“and forgive us our debts, as we also have forgiven our debtors.” Matthew 6:12

Many of us will remember the horror of what happened on October 2, 2006, in an Amish one-room school in Lancaster County, Pennsylvania. A mentally ill, suicidal man entered the school room and shot 10 school girls before shooting himself. Five of the girls died and this peaceful quiet religious community became the center of the nation’s focus, not only on the event but what happened subsequently. The Amish community forgave the shooter on the same day this occurred. They forgave not only in words but in deed by providing a meal for the family of the shooter. At the funeral service for this man, forty Amish showed up to love, nurture, and live out forgiveness. Money that poured in from around the world was given to the shooter’s family. The Amish response completely mystified and astounded the secular world. Sociologists came to do a study on why the Amish could forgive something so tragic, to find out that they live a life adhering to forgiveness because of Jesus’ sacrifice on the cross.
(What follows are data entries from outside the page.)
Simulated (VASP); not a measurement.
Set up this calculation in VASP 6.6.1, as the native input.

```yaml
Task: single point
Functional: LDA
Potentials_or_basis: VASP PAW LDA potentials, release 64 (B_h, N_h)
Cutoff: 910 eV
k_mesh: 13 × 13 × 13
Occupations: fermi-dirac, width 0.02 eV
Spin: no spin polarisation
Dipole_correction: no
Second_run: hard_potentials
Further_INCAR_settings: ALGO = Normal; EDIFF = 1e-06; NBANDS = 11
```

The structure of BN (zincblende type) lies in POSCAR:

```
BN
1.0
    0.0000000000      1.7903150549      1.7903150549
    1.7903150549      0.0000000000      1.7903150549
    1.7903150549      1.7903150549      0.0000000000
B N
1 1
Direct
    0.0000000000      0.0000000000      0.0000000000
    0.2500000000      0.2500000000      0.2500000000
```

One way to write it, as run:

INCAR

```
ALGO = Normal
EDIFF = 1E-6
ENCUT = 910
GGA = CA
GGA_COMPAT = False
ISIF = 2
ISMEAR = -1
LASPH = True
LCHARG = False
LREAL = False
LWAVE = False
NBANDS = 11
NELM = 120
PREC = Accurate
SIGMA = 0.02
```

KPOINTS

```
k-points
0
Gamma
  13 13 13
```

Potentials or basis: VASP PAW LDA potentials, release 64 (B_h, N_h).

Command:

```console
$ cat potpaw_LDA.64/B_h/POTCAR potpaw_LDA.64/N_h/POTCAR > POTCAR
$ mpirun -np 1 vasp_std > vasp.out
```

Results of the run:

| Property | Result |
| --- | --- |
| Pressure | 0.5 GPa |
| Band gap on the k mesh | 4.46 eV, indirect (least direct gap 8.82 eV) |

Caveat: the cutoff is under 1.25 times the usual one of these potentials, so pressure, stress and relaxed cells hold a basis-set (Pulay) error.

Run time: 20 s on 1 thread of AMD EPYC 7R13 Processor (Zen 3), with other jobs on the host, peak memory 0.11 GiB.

They understand the magnitude of that cost for the sin of the world. “…forgiving one another, just as God through Christ has forgiven you.” Ephesians 4:32

That does not mean forgiveness is easy. Many of the Amish community have forgiven, but still deal with emotions that may not have caught up with the action of forgiveness. But forgiveness is ingrained in their character and to stay angry will be corrosive…so they return to the cross.

If we choose not to forgive, what are we saying? Could we be saying that Jesus’ shedding of His blood and the breaking of His body is not enough; it isn’t sufficient sacrifice for forgiveness to occur? John Walvoord, professor at Dallas Theological Seminary says this about the Matthew 6:12 passage:

“Though God’s forgiveness of sin is not based on one’s forgiveness of others, a Christian’s forgiveness is based on realizing he has been forgiven. Personal fellowship is in view in these verses. One cannot walk in fellowship with God if he refuses to forgive others.”

You and I must return to the cross and remember. Remember that ‘we were yet sinners’ when He died for us, remember what the cost was for us to be forgiven, remember when we received that forgiveness.

Meditation: Read slowly, prayerfully through Ephesians 4:32 and Matthew 6:12. What does the Holy Spirit impress on you? Is He telling you to ‘Return to the Cross’? How might that free you to deeper fellowship with the Lord?